For an optimal legibility, the dial features large Arabic numerals and hands, both coated in a luminescent substance. The date aperture, located at 6 o’clock, is equipped with a patented compliant mechanism that allows an instantaneous changing in only 0.007 second.

The sapphire back case displays the self-winding calibre, with an oscillating weight adorned with the 160th anniversary logo.
This chronograph, water resistant to 100 meters, integrates the flyback function: with only one push, the chronometer can be reinitialised and rerun, without stopping nor resetting it. This complication conveniently helps making and simplifying calculations in flight. The legendary self-winding calibre El Primero that powers the watch also offers a power reserve of about 60 hours. The movement, revealed by the sapphire case back, displays a pierced oscillating weight adorned by the special 160th anniversary logo. This limited edition, with only 160 copies available, is delivered with both a blue and a white cordura effect rubber strap that can easily be swapped thanks to a smart strap changing system.

Limited edition of 160 copies – €16,500
See the technical details of the Pilot Big Date Flyback 160th Anniversary Edition
Defy Skyline Chronograph 160th Anniversary Edition: Defying time
The blue ceramic outfit of this Defy Skyline Chronograph, re-designed from the Defy 1969 model, takes on a new dimension thanks to the architectural shape of its case, and its iconic 12-sided bezel.
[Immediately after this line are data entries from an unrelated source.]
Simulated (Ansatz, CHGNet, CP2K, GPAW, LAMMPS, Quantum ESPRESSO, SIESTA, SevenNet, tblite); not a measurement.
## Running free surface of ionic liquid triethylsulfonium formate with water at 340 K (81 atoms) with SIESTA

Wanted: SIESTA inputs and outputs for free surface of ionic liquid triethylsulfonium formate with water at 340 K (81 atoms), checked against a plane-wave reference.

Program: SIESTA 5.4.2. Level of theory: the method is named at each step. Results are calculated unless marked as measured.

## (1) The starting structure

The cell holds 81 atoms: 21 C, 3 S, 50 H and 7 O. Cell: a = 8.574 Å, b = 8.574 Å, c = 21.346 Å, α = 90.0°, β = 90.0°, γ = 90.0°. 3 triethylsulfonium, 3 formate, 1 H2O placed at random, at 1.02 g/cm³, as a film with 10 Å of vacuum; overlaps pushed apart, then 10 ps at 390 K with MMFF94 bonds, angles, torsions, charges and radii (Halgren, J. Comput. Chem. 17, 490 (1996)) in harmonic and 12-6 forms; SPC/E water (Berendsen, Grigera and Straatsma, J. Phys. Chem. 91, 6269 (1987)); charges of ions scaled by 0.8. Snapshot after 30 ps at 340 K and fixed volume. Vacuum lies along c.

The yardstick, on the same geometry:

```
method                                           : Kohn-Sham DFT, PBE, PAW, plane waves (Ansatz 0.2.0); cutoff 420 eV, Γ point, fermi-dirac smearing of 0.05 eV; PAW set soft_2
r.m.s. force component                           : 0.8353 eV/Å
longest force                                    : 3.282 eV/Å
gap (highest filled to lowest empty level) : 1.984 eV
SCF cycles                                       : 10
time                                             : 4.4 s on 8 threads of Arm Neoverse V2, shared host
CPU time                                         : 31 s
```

This 42mm variation, with harmonious shapes, features a blue dial also engraved with a geometric motif inspired by the brand’s 4-pointed star. This dial holds a discreet date aperture, between 4 and 5 o’clock, alongside snailed counters: small seconds at 9 o’clock, 60-minute at 6 o’clock and 60-second at 3 o’clock.

The sport-like chronograph, also available with a blue star-patterned rubber strap, is powered by the high frequency calibre El Primero 3600 (5Hz). Perfectly aligned with the graduations of the dial’s rehaut, the seconds hand can indicate the 10th of a second, while performing a complete rotation of the dial in 10 seconds – 6 times faster than a usual chronometer.

€24,800
See the details of the Defy Skyline Chronograph 160th Anniversary Edition
Chronomaster Sport 160th Anniversary Edition: Mesmerizing technicity
This 41mm model displays a distinctive blue ceramic case that alternates satin-finished and polished finishing, with faceted lugs and pump-style pushers that offer a mesmerizing play of light.

The deep blue lacquered dial features the 3 emblematic tricolored counters located at 3, 6 and 9 o’clock. The faceted indices and the hands (hour, minute and second) are covered in a luminescent substance for optimal legibility. On the other hand, the chronograph hands display a red-colored tip, adding a dynamic touch to the whole piece.

The high-frequency calibre El Primero 3600 that powers the watch beats with 36,000 vibrations per hour and can measure a 10th of a second thanks to the central hand that can perform a complete rotation of the dial in only 10 seconds.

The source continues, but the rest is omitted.